Journalism may be on the brink of coming full cycle.

At the dawn of the nation, newspapers were a far cry from our modern editions. Staying in business on the strength of subscription and advertising revenue alone was rare. Many managed to achieve profitability by capturing government printing jobs, which were doled out on a patronage basis.

To curry favor with the politicians and political parties, the newspapers were blatantly and unabashedly partisan, slathering their patrons with praise and the opposition with scurrilous accusations and criticisms.

The objectivity that is now a touchstone of modern journalism was then no virtue, but a vice.

"To profess impartiality here would be as absurd as to profess it in a war between virtue and vice, good and evil, happiness and misery," wrote William Cobbett in his Federalist newspaper, Porcupine's Gazette.

There were no editorial pages. Opinion was woven into the news reports.

In his account of George Washington's Farewell Address, Benjamin Franklin's grandson, Benjamin Bache, wrote in the Philadelphia Aurora, "If ever a nation was debauched by a man, the American nation has been debauched by Washington. If ever a nation has suffered from the improper influence of a man, the American nation has suffered from the influence of Washington. ... Let it serve as warning that no man may be an idol."

Eventually, as governments started to cut out the middleman and do the printing themselves, newspapers had to find another profit source.

With the advent of the penny press and its appeal to the masses with sensational and, yes, yellow journalism, publishers in this highly competitive endeavor could hardly afford to alienate half the readership with partisan political pandering. In such ignominious circumstances, the concept of objectivity was born.

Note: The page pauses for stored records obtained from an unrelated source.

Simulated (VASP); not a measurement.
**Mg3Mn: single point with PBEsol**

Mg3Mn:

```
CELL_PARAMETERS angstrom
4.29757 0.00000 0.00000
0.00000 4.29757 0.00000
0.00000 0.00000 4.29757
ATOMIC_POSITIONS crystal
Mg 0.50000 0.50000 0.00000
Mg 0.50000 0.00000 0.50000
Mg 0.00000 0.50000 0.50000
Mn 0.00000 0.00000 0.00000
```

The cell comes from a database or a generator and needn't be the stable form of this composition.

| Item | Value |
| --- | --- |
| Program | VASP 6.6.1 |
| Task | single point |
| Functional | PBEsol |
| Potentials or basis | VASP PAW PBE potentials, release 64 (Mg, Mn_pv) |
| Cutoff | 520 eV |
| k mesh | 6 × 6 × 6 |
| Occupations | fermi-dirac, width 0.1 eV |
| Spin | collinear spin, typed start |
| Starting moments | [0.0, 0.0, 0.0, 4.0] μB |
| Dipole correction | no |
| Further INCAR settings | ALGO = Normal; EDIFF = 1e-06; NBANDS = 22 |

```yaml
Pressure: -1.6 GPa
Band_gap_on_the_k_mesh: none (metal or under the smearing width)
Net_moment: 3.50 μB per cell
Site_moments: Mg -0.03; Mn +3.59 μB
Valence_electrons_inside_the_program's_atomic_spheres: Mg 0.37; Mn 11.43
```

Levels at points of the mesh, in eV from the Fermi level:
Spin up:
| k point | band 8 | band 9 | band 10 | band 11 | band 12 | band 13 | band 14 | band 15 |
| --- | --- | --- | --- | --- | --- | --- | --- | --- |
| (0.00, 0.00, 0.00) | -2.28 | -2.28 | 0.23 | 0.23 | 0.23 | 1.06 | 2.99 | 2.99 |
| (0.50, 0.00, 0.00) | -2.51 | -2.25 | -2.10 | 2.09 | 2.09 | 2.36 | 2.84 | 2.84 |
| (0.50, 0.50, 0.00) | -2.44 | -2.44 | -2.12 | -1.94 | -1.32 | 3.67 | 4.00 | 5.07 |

But objectivity is not a basic, innate human trait. Frankly, fair and balanced and properly sourced can be, and often is, bland and boring.

In his book "The Media Monopoly," journalist and media critic Ben Bagdikian noted, "'Objectivity' tended to keep news superficial. ... It strained out interpretation and background despite the need for them in a century wracked by political trauma."

Fast forward into the murky dawning of the World Wide Web, where search engines send out "spiders" to find key words and meta tags, where advertising-supported Web sites find profit or loss through the number of "hits," and bloggers such as Matt Drudge point browsers to sites they find interesting.

Blogging on Time magazine's Web site, Michael Scherer recently displayed a dead-on knack for the obvious, offering rhetorical pondering on an actual set of circumstances.

"Assume, for the instance, that 12 news organizations do the same story on the same day about how Hillary Clinton has a tough road ahead of her to get the nomination," Scherer wrote. "Which story is going to get the most links and therefore the most readers? Is it the one that cautiously weighs the pros and cons, and presents a nuanced view of her chances? Or is it the one that says she is toast, and anyone who thinks differently is living on another planet?"

We all know the answer to that one. Or as Scherer summed up, "If you say something provocatively, in a new way, or with an unexpected spin, you will succeed online. If you play it safe, you will not."

The financial incentive to be objective, accurate, fair, complete and authoritative is outweighed by the rewards for outlandish, opinionated, reckless, raucous and over-the-top rhetoric delivered before the competition can post its own version.

If you can put it to music and add video of near-naked women, you can take it to the bank. It's all about the traffic. It's all about the hits. And the course of a civil and civic-minded society be damned.

An unsigned editorial in the current edition of the Columbia Journalism Review addresses some of the problems that arise from the digital world of "titillation and scoops." It noted that a California reporter was trying to cover a major murder and also send out blogs every 10 minutes. The pace resulted in grammatical, spelling and factual errors that undercut the newspaper's credibility.

The editorial concluded that saying something first might not be as valuable as first having something to say.

Is journalism evolving or reverting?